It wasn’t long ago that the press was running wild with
hyperbolic claims of the U.S. losing out in an
impending Arctic conflict. After all, global warming is freeing up access to large deposits of oil, gas and minerals right in the backyard of the Russians. But the press forgot to tell other polar nations to freak out.
Indeed, at a forum convened on Wednesday by the Center for Strategic and International Security, ambassadors from four polar nations, including some traditionally menaced by Russia, were sanguine about the future of polar exploration.
“We actually think we handled these areas for decades during the Cold War rather well,” said Wegger Strommen, Norway’s man in Washington.

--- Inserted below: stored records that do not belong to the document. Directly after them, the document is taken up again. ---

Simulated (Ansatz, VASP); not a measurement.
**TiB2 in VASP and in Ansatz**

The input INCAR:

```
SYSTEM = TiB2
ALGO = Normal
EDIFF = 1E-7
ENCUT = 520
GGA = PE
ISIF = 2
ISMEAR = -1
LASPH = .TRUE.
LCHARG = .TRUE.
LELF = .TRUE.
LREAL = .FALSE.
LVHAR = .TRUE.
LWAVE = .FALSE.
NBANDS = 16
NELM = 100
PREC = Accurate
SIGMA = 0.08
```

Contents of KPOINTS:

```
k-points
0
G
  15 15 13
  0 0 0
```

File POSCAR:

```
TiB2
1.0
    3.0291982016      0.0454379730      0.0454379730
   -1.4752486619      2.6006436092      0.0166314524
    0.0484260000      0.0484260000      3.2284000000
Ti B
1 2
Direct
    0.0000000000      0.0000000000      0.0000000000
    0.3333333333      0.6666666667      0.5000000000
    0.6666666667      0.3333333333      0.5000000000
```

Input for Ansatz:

The U.S Geological Survey assesses that the North Pole holds about 13 percent of the world’s untapped oil supplies. Companies and nations are champing at the bit to
expand exploration as the ice caps melt. The Russians have an advantage: a fleet of six nuclear powered icebreakers on its northern shore. By contrast, the U.S. Coast Guard has just one, the
cutter Healy.
But no one’s sweating it. Should there actually be an arctic sea conflict, the U.S. submarine fleet is second to none.
And a massive Arctic oil rush is “years off,” Strommen added, since the “climate is harsh, the conditions are difficult and it’s incredibly expensive.” Beyond that, the Russians are warm in the Arctic. Russia finalized a maritime border with Norway on Tuesday that took 30 years to negotiate. Strommen’s colleagues from Greenland, Canada and Sweden gave high marks to a
meeting last month of the Arctic Council, the diplomatic contact group of arctic nations, in which Russia signed onto an accord for search and rescue missions in the cold waters. Think of it as a diplomatic thaw.